Wednesday, June 16, 2010

Til Death Parts Us

The other day, as my parents were getting ready to go to a wedding, my mom was writing a check as a gift. She made it out the the bride with the husband's last name and my dad asked if she was certain she was changing her name. My mom responded that it was almost definite because the bride's parents were traditional.

Wedding traditions drive me crazy.

So much of weddings and marriage is about what people are supposed to do, regardless of the origin of the tradition, and regardless of what it means. The father gives the bride away and nobody stops to think about the historical link in which a woman passed from being the property of her father to the property of her new husband; nobody stops to think about the implications for a woman's autonomy of this step in the ceremony. The bride is expected to take on her husband's last name - because that's what people do - without giving a second thought to the name and identity she is giving up. That is not to say I have a problem with a bride taking the groom's last name if there is a reason for it, but it is stupid to do so just to conform.

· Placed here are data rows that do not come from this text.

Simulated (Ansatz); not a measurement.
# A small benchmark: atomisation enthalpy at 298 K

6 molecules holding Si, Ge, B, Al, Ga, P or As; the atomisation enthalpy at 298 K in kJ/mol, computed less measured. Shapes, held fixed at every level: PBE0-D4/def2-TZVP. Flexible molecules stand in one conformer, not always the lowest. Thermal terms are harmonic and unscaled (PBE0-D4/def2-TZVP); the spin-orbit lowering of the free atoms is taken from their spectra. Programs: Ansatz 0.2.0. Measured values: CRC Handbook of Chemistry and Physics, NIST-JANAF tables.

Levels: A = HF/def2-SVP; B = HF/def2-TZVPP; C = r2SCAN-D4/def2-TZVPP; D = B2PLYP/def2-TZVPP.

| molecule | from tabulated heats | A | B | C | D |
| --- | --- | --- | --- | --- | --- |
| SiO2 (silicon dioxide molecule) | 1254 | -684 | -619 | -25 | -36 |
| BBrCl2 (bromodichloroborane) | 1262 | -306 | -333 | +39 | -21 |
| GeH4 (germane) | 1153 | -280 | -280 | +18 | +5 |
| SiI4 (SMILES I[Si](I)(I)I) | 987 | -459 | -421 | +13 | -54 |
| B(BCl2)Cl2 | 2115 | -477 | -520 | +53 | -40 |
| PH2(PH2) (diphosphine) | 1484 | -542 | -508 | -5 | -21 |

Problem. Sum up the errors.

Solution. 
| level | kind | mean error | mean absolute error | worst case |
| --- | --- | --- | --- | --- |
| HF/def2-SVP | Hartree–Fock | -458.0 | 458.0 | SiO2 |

At this point in the conversation I mentioned that I didn't think I wanted to give up my name, and that perhaps my husband could take my name, or we could make up a new name together. My dad laughed. To make up a new name, to create a new identity for the new couple one becomes after a legal marriage, was ludicrous to him. "I've never heard of such a thing!" Yes well, it is not such a strange idea in the circles I run in. Circles that question tradition and never act simply to conform. Circles that think critically about the why behind their actions. Circles that do nothing blindly. These are my circles that I wish I could extend to include everybody because everybody deserves autonomy and choice, and the right to choose how their relationship should run its course.

My attention was recently brought to a zine about women who are not married and who do not want to be. I think this highlights an important point: people get married for many different reasons and they do not get married for just as many reasons. Too often marriage is simply seen as the final goal of a relationship, and any relationship that does not end in marriage is in some way a failure. Furthermore, any marriage which ends is seen as a failure on both parties because they were not able to stay together until "death do us part." People change constantly, and it is ridiculous to think two people can remain good for each other for their entire lives. If they happen to change compatibly and remain happy, good for them - but it is unlikely and society's view on marriage needs to change to recognize this fact. I could write longer, because my ideas tend to want to write for much longer than a blog post, but instead I'll leave you with that miniature snippet on my views on marriage.

Marriage is not unnecessary because there are multiple financial, social, political, and legal benefits to marriage. That being said, aspects of marriage have to change because the institution is flawed, as is society's viewpoint.

Sunday, June 13, 2010

Return to Reality

Oh how long it has been since I have written... I blame my hiatus on finals, graduation, a two-week trip to France, and a rest period to rejuvenate myself after all that craziness. I have moved back home and am returning to a life of compromises and a full house and a lack of the independence and scholarship I have grown to love. I already miss the intellectual discussions of my beloved alma mater, and will have to uphold my feminist education on my own time. This blog may become my only outlet for dialogue and sorting out my ideas, or it may just fizzle out.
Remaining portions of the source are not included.